Cops fume at another questionable ruling

Here are a few more thoughts I had concerning the cop-killer in Philadelphia who had been granted parole.

This comes as we learn of still another troubling incident involving the release of another violent offender.

Edward Burgess was involved in a struggle with a Philadelphia officer. He got the upper hand and beat the officer, then went for his gun.

Burgess, who has 13 prior arrests, was arrested after other officers arrived on the scene. He faces a slew of charges including aggravated assault.

But on Sept. 22, Philadelphia Common Pleas Judge Rosalyn K. Robinson issued an order allowing Burgess to be released on house arrest as he awaits trial. That’s not scheduled until March 25, 2009.

The order came the day before Officer Patrick McDonald was fatally shot by Daniel Giddings, who was out on parole after serving 10 of 12 years on a violent carjacking.

Police and the D.A.’s office are not thrilled about the judge’s ruling in the Burgess case. They’ve filed a detainer that kept Burgess behind bars and will seek a reconsideration of the ruling.

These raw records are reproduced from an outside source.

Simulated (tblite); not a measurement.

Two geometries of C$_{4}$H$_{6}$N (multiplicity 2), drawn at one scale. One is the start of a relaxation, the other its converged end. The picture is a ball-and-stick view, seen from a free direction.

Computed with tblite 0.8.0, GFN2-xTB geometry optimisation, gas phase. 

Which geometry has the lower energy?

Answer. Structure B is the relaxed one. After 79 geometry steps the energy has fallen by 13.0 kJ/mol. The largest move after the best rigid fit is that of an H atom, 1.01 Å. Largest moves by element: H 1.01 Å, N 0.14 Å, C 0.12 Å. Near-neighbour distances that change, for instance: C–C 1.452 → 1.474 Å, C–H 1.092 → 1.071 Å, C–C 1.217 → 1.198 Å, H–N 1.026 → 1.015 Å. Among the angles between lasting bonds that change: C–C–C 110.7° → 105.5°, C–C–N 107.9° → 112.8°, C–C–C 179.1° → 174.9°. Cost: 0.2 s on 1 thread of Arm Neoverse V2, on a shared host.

In the meantime, furious police officials are beginning to wonder just whose side the law is on.

Can you blame them?

Here are my thoughts on the McDonald case:


It is the same agonizing scene, one we’ve become all too accustomed to viewing.
A sea of men and women in blue, slowly filing into the Cathedral Basilica of SS. Peter and Paul in Philadelphia. Awaiting them inside is a flag-draped casket. They have come, joined by grieving family, friends, and city officials, to once again bury one of their own.
The city bid goodbye to Highway Patrolman Patrick McDonald on Tuesday. His badge was permanently retired. Police Commissioner Charles Ramsey indicated he would be promoted posthumously to the rank of sergeant.
There were tributes, all testament to what we’ve lost. There were knowing nods, plenty of tears, and even a few smiles.
But there was also a piercing, palpable sense of anger.
That’s because this never should have happened. McDonald was gunned down last week after a routine traffic stop. What happened after he stopped that vehicle was anything but routine.
Inside was 27-year-old Daniel Giddings. He was a stranger to Officer McDonald, but no stranger to the law.
Giddings had his first brush with the justice system when he was just 10 years old. It was not his last.
In 1998, Giddings was involved in a violent carjacking and aggravated assault. He was sentenced to six to 12 years in jail. That in itself raised a few eyebrows. He could have been sentenced to as much as 45 years for the carjacking, in which he shot his victim in the kneecaps.
Giddings had served 10 years of that stretch when, for some reason, he was deemed worthy of parole, this despite a lengthy list of violations he racked up while behind bars.
In August he was granted parole and released to a halfway house. It did not take long for him to revert to familiar habits.
He fled the halfway house after about a week. Then he was involved in a violent confrontation with police. It was at that time that Giddings made a prophetic – and violent – prediction. He vowed he would never go back to prison again and would kill as many cops as he could who were trying to prove otherwise.
Officer McDonald didn’t know that. He was making a routine stop. Giddings fled. McDonald chased him. In the gun battle that followed, McDonald was wounded. Then Giddings revealed the traits that later led cops to descbrive him as “just evil.”
Giddings stood over the fallen officer and fired several more shots into him in what can only be described as an exeuction.
Giddings was fatally shot in a subsequent shooting with other officers in which still another policeman was injured.
As police officers prepared for another funeral, the fifth city officer to be slain on duty in the last three years and ninth to be shot just in the past 12 months.
They did so through gritted teeth, knowing that Giddings had no business being back on the street.
Daniel Giddings was a free man courtesy of the state Board of Probation and Parole.
Then they did something that’s usually done to them. They raised their voice in protest, calling for an end to such early releases.
Their anguished plea was heard – as far away as Harrisburg.
On the eve of Officer McDonald’s funeral, Gov. Ed Rendell announced he was temporarily halting the early release of violent inmates and named a Temple University professor to lead a review of the parole procedures.
It was the right call.
There is much to be said for giving offenders a second chance, and for time behind bars being used to rehabilitate.
Giddings, even though he used his time behind bars to receive his high school degree, did not seem to grasp either concept. That did not stop him from being released. And it didn’t stop him from reverting to his violent behavior once back on the street.
Rendell made it clear he believes there are problems with the system. We agree.
Daniel Giddings will never be eligible for parole again. But other violent offenders likely will be
Rendell’s temorary halt to more releases comes too late for Officer McDonald and those who mourn his loss. It will not bring back the fallen officer. It will not ease the pain felt across this region at the loss of still another person in uniform.
But perhaps the examination will prevent such a mistake from happening again.
And insure we never have to go through this horror again.